03-05-2016 | | By Electropages
Altera’s Robert Pierce and NVMdurance’s Conor Ryan and Joe Sullivan explain how managing flash with an FPGA can extend the memory’s lifetime and cut the cost of owning and running SSDs.
The emergence of NAND flash memory has changed the way we store information in everything from mobile devices to large data centers.
Solid-state disks (SSDs) built using NAND flash are smaller, faster, quieter and cooler-running than their hard disk equivalents. Unfortunately SSDs have both an endurance problem (they wear out more quickly than HDDs), and a retention issue, in that the charge representing each data bit leaks away over time.
One reason for this is that to increase the storage of each chip, manufacturers have both shrunk the memory cell’s area, and started using each cell to store multiple bits by sensing the amount of charge it stores, rather than just the presence or absence of any charge.
In a three-bit-per-cell (TLC) design, for example, each cell stores and senses eight voltage levels. This increases storage density, at the cost of increased complexity and access time, reduced data reliability and faster wear-out.
Table 1. A comparison of the different classes of flash memory (Source: NVMdurance)
Error-correcting codes (ECC) in the flash controller can help identify and correct the resultant errors, but this comes at a cost because extra data has to be written and read to implement the ECC.
One such ECC scheme is the Bose-Chaudhuri-Hocquenghem (BCH) method, which offers a predictable operating time and relatively straightforward implementation for solutions requiring up to 50 bits of error correction per data block.
But BCH doesn’t scale well with increasing error rates, and so has been replaced in many TLC implementations by a low-density parity check (LDPC).
This approach uses both hard and soft information decode. Hard decode is like BCH, while soft decode adds further correction using hints extracted by characterizing the degradation of the NAND chip at the foundry.
These hints are coded into a read re-retry mechanism, in which a re-read is tailored to the degraded state of the NAND device. These re-reads occur randomly, and increasingly with age, which makes it difficult to predict how long a read will take. This can introduce unacceptable delays for file retrieval, leading to an SSD being assessed as having reached the end of its useful life.
A better approach would be to reduce the error rate in the data stream, rather than to correct the errors after they have occurred.

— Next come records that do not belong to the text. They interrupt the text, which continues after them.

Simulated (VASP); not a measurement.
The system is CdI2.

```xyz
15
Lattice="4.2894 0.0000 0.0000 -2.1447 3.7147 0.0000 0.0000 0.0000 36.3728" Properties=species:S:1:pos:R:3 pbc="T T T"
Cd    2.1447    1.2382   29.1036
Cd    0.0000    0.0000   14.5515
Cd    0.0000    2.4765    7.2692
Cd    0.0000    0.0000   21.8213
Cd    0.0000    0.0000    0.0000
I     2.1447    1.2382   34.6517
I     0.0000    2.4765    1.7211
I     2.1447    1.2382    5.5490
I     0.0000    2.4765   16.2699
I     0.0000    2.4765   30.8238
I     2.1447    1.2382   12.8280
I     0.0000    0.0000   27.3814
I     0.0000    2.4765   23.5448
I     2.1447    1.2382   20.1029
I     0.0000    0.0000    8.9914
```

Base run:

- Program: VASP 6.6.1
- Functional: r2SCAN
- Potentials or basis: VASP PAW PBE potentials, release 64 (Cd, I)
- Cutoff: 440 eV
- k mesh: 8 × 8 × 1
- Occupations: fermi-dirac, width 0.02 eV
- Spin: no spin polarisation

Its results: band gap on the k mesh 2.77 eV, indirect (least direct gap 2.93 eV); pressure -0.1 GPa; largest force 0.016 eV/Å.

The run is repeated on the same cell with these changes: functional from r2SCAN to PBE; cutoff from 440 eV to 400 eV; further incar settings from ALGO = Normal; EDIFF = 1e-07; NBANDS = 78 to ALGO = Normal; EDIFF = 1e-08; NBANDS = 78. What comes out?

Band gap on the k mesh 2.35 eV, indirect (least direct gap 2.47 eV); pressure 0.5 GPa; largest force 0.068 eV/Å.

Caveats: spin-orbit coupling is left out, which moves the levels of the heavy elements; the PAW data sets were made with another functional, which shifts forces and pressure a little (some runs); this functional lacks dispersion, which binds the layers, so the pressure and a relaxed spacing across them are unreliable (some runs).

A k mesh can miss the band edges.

There are three main sources of error:
The wear-out rate of flash is related to the stress caused by each write. Higher stress, in the form of higher voltages or longer write times, leads to faster wear-out. However, if not enough electrons are injected onto the floating gate, the flash will suffer from retention issues and data will be lost.
This means that there is a trade-off between retention and endurance, and that early in a cell’s life, data writes can be achieved using low levels of stress, while later on, higher stress can be used to ensure retention.
Flash factories use a process called trimming to discover and set internal control registers with parameters such as voltages, write times, and read thresholds to achieve the best trade-off between retention and endurance.
In general, trim values are fixed, even though, in some applications, for example in SSDs for data centers, it could make sense to trade endurance for retention, since data is rarely kept on SSDs for long in these facilities.
Adjusting trim values can minimise wear during the early part of a device’s life, and applying more stress later in its life can ensure reliability, leading to longer overall operating lifetimes.
Using this management approach, SSD manufacturers can tailor their designs for different uses: one SSD model might need twelve months’ retention, while a hyper-scale customer might want an SSD that can be reprogrammed on demand to achieve retention figures of just one week.
This sort of active management relies on the SSD controller being able to monitor the degradation of the flash and decide when to change parameter sets. This is what NVMdurance Navigator does.
Figure 2. Managing flash with NVMdurance Navigator (Source: NVMndurance)
Actively managing flash is a delicate balancing act: too aggressive early on and the flash will wear out more quickly than necessary, but not aggressive enough and its retention may be compromised.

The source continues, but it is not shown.